Wednesday, May 10, 2023
By Harry Cummins
There was lunacy in Louisville last week where 7 horses died in the lead- up to the Kentucky Derby and no one seems to know why. Elsewhere, political violence and militarism in this country continues unabated in the wake of endless mass-shootings. Seems we are all stranded somewhere along the spectrum spanning anger and desensitization as our age-old institutions seemingly unravel at an alarming rate.
Then, out of the blue, something nice happens in our ordinary back-page lives.
I received a note on social media this week from a woman who once sat next to me 60 years ago in an 11th grade history class. She remembered that I used to carry her text books between classes. Probably not as bent toward generosity as I was back then, her note nevertheless triggered a softness in my current stance, along with the realization of the current play of light and dark in my own life.
My belief was reinforced that there is an uninterrupted laser-like light source that can guide us thru life... if we don't loose sight of it, obliterated by long stretches of darkness. It operates, I surmise, much like the current pace-setting system using LED lights employed by the sport of track and field in keeping athletes on task.
This beam of obedience, kindness, forgiveness, or whatever label you attach to it, still radiates in a world coming apart at the seams.
Like every jockey knows.... hold on tight and look for the light.
Tuesday, May 9, 2023
By Harry Cummins
The year I turned forty, fit and fanciful, was the same year I fell hopelessly in love.
My mid-life romance was absorbed into that peculiar juxtaposition of pain and pleasure known as the mile run. As a miler at middle-age, I had suddenly became one of life's more pronounced captives of time.
Held hostage by hope and the promises on some distant stop-watch, I would dream of moments when the contours and contradictions of my imperfect life would come together on that final, perfect straightaway. A reward for fidelity... for keeping the faith. A garland for the thistled steadfastness of my daily training. A bit of glory, I imagined, for those rubbery-legged repetitions that sought to proportion speed and strength in just the right mix.

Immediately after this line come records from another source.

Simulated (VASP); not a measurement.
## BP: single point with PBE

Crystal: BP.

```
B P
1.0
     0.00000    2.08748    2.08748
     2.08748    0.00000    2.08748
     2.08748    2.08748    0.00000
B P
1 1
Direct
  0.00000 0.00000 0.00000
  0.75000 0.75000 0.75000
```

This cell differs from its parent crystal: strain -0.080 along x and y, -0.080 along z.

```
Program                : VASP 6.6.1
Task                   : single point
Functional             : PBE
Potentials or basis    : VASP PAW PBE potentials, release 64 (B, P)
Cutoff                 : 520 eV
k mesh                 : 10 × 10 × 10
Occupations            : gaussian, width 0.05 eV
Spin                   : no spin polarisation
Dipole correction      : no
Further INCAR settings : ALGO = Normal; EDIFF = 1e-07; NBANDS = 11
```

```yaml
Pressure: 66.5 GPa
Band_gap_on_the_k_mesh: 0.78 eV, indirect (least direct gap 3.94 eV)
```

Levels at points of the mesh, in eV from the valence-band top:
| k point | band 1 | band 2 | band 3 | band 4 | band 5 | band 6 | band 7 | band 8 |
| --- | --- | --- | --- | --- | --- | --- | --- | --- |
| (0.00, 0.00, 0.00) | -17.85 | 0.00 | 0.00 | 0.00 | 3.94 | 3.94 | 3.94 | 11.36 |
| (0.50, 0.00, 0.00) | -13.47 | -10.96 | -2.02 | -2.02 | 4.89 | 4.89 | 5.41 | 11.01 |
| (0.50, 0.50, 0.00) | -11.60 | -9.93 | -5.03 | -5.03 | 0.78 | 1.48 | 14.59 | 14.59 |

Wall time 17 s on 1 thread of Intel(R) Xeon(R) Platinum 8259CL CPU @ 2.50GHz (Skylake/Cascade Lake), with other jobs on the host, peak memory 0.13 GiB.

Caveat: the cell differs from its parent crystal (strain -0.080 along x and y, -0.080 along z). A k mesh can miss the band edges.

No matter what our ages or our particular passions, are not such moments our fondest hopes? For John Walker, his 1975 crossing of the 3:50 threshold must have been the moment - that fleeting exposure to the outer limits of human experience.
As I write this, today marks the anniversary of that historic May evening in 1954 on Oxford's Iffley Road track when Roger Banister became the first man to break 4 minutes in the mile. Years later, he describes a paradox he eventually would discover:
"I was resting on billowing white clouds that would, I thought then, always protect me from the worst of life's buffeting."
As I round the curves of advancing age myself, I have come to understand Bannister's words regarding all athletic achievements in life. Or all achievement for that matter. More often than not, such pursuits of perfection do illuminate our existence and are worthy of pursuit. But the reality is that these self-absorbed moments don't always protect us, and sport, of course, must never be mistaken as finally sufficient in itself.
Today, carrying the unwanted weight of indulgence and a series of surgical setbacks, I am no longer a runner. For the longest time, my passion for the sport had persisted and shaped who I became. But I am no longer in love.
I have come to realize that it can be a hostile world, four minutes to a mile and fourscore years to a lifetime. We all need traveling companions other than our own thoughts, to carry us thru.
So many of our passions in this life dissolve with the passing of time. But there is a kind of love that still endures. A kind of love that "Beareth all things, beliveth all things, hopeth all things."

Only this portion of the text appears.